11.   Further Assurances; Information.

     Without limiting Borrower's obligations under paragraph 2
hereof, Borrower will execute and deliver to Collateral Agent
from time to time all such other agreements, instruments and
other documents (including without limitation all requested
financing and continuation statements) and do all such other
further acts and things as Collateral Agent may reasonably
request in order to further evidence or carry out the intent of
this Agreement or to perfect the lien and security interest
created hereby or intended so to be. Borrower will provide to
Collateral Agent and each of Trade Creditors all reports and
appraisals relating to the Collateral required by Congress at the
same time such reports are delivered to Congress.
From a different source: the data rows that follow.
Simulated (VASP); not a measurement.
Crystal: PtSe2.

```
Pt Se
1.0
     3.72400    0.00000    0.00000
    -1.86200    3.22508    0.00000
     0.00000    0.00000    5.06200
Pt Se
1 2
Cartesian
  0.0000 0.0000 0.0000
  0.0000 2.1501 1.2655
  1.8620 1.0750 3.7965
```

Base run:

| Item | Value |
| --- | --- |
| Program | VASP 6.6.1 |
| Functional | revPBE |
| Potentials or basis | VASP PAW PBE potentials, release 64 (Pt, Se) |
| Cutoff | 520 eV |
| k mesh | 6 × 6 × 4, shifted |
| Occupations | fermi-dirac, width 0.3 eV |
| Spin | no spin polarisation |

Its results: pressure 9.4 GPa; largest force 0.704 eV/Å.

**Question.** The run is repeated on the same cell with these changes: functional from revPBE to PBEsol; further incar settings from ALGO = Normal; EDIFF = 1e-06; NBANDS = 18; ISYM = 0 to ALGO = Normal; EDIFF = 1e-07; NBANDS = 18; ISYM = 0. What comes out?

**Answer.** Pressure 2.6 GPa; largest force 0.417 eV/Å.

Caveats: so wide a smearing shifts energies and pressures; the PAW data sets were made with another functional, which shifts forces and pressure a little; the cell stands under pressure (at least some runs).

12.  Default and Remedies.

     Borrower shall be in default of this Agreement upon: 

     (1)  the failure by Borrower to observe any material provision
          of this Agreement, which failure shall continue fifteen
          days after written notice thereof provided by Collateral
          Agent; or

     (2)  notice to Collateral Agent by Required Trade Creditors of
          the failure by Borrower to observe any material provision
          of any currently existing credit agreements or arrangements 
          between Borrower and Required Trade Creditors.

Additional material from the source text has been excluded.